Distributed computing is the area of computer science concerned with running software on multiple computers at once, effectively distributing the load with software and processes deployed across multiple servers.

Audience

This is an accessible article for technology managers, business people, software programmers and non-programmers alike.

“A connecting principle,
Linked to the invisible
Almost imperceptible
Something inexpressible.
Science insusceptible
Logic so inflexible
Causally connectable
Nothing is invincible
We know you, they know me
Extrasensory
Synchronicity”

The Police / Synchronicity

Ten Key Terms

When I started learning about Big Data platforms like Hadoop and Apache Spark, I realized I needed to brush up on my Distributed Computing concepts and connect the dots.

1. Concurrency

Concurrency
Concurrency is a big-picture word describing what happens when we break down activities into smaller tasks that run together. Things are not necessarily simultaneous; tasks are often sequential. The terms concurrent, multitasking, and multi-threaded mean similar things. Different Tasks need scheduling, starting, and stopping and waiting.

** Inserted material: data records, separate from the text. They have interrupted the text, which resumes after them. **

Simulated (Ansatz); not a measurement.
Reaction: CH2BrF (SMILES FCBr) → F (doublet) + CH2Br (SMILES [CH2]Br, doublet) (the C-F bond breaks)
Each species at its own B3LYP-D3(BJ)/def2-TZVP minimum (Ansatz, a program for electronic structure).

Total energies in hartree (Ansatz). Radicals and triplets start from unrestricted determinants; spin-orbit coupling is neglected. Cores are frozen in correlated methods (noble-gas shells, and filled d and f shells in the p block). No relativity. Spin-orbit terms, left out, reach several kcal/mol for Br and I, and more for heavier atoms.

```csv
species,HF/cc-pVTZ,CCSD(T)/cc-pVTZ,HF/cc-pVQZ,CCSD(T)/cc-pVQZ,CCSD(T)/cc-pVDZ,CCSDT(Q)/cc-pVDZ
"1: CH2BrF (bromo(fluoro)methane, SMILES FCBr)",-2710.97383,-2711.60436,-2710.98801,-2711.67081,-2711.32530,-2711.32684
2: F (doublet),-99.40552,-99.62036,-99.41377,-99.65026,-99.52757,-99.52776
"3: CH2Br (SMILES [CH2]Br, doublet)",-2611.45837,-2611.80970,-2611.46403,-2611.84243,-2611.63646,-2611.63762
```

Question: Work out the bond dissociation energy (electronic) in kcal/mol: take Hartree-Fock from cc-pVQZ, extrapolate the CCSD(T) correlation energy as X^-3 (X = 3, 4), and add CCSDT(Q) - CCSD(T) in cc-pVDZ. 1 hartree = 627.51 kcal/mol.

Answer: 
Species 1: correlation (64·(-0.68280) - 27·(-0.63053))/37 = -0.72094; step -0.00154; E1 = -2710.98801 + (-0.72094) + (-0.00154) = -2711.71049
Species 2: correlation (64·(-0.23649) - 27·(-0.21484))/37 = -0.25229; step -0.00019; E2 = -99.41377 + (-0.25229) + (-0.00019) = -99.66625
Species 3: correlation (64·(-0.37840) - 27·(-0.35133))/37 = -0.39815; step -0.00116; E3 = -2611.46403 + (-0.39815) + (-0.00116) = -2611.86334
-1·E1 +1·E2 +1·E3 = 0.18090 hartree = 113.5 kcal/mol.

https://en.wikipedia.org/wiki/Concurrency_(computer_science)

2. Tasks & Threads

Tasks and Threads

A Task is an abstraction for a small unit of work, when you break it down. Hammering a nail is a task. Watering plants and picking up take-out are also tasks. Ordering an airline ticket is a task, and so is an airline company updating its ticket prices. In computer terms a task is a Thread.

A Thread is a set of instructions required to order an airline ticket. These instructions are executed alongside other sets of instructions required to order other airline tickets. These threads may be for tickets to different places for different people with different requirements. All threads operate unique tasks in this way individually, but simultaneously.

“In computer science, a thread of execution is the smallest sequence of programmed instructions that can be managed independently by a scheduler, which is typically a part of the operating system. The implementation of threads and processes differs between operating systems, but in most cases a thread is a component of a process.”

https://en.wikipedia.org/wiki/Task_(computing)

https://en.wikipedia.org/wiki/Thread_(computing)

3. Process

Process

Finding a process by Process ID (PID)
In The Windows Task Manager you can check to see what processes are running, and shut them down if necessary. But take care not to shut down any critical processes. see To view a PID, click on the Task Manager Details tab.

A Process is at the operating-system level, independent and may include multiple threads running in the same memory space.

“In computing, a process… is being executed by one or many threads. It contains the program code and its activity. Depending on the operating system (OS), a process may be made up of multiple threads of execution that execute instructions concurrently.”

https://en.wikipedia.org/wiki/Process_(computing)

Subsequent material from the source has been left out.